Which SQL statement is more efficient?

Enright3 · October 12, 2004, 4:48pm

So, that’s the question.

If I’m dealing with a table of millions of rows, which one of the two select statements would be the better one to run? Please discuss.

select sum(ColumnA + ColumnB)
from enrightsTable

select (Sum (ColumnA) + Sum (ColumnB))
from enrightsTable

My initial reaction was that the first choice is more efficient, as it only has to go through the table one time, since (I assume) it adds the values of the columns up for each row before it goes to the next one.

FYI This is Transact SQL.

Thanks!

E3

ticker · October 12, 2004, 4:57pm

In any sensible implementation, both queries will result in just a single pass through the entire table. Any DBMS which insists on two passes - (one for each column) would probably not make it out of the freshman IT lab it was dreamed up in.

Lord_Ashtar · October 12, 2004, 5:00pm

What ticker said. Either one should work just fine. I’d probably go with the first one only because it’s a little bit shorter.

chrisk · October 12, 2004, 5:08pm

Yeah, it’s six of one or half a dozen of the other - even if you start counting addition operations… it’s pretty much 2 * (number of records - 1) either way.

ultrafilter · October 12, 2004, 5:47pm

Given that both are the same performance, which one will make sense to you six months from now? If I saw the second with no commenting, I’d wonder what the hell the DBA was smokin’ when he wrote that.

Walton_Firm · October 12, 2004, 6:46pm

Database optimization is not my specialty, but isn’t there a chance that the basic aggregation operators are cached per column, so that a full table scan is not needed at all? In that case, sum(A) + sum(B) would be the fastest, unless the DB engine is smart enough to see the equivalency.

I know that most real-world DB’s store quite a lot of statistics per column in order to aid the optimizer. Storing the results for the basic aggregation operators would seem like a logical thing to do, but I don’t know if it actually happens. Can’t you look at the query plan to find out?
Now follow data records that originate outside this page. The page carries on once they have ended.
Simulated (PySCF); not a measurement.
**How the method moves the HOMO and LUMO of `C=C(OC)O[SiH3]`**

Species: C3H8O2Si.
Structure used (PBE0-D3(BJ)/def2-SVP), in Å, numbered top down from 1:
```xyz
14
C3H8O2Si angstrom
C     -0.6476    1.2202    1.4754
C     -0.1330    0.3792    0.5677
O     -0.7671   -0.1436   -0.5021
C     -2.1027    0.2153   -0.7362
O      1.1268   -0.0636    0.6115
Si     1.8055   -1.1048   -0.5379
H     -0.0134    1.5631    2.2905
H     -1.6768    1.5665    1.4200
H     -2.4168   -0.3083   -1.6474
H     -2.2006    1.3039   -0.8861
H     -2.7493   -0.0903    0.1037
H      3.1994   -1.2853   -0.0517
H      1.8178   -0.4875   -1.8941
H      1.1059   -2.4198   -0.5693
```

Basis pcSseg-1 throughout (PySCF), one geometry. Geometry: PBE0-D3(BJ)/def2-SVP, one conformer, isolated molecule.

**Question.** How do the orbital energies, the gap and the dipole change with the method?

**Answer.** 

Walton_Firm · October 12, 2004, 7:00pm

OK, I just tried it on an MSSQL2K database (the only one I have access to on short notice, except for MySQL and PostgreSQL but I don’t know an easy way to view the execution plan for a query there, and I’m a little pressed for time – any takers?) and it does indeed do a full index scan. And no, it does not go through the table twice for the sum(A + B) query.

So on MSSQL at least, the answer is: no, it does not matter, so pick the most readable one.

JCorre · October 13, 2004, 12:42am

Ok here are the results from my DB. The table used was well over a million rows.

17:32:36 SQL> select sum(variablea)+sum(variableb) from JCorre;

SUM(VARIABLEA)+SUM(VARIABLEB)

                           2.8749E+10

17:33:34 SQL>

Little less than a minute.

17:35:01 SQL> select sum(variablea+variableb) from JCorre;

SUM(VARIABLEA+VARIABLEB)

                      2.8749E+10

17:35:26 SQL>

25 seconds
17:36:55 SQL> select (sum(variablea)+sum(variableb)) from JCorre;

(SUM(VARIABLEA)+SUM(VARIABLEB))

                             2.8749E+10

17:37:16 SQL>

21 seconds

So, ultrafilter, at least on my DB the smokin DBA actually wrote the fastest query.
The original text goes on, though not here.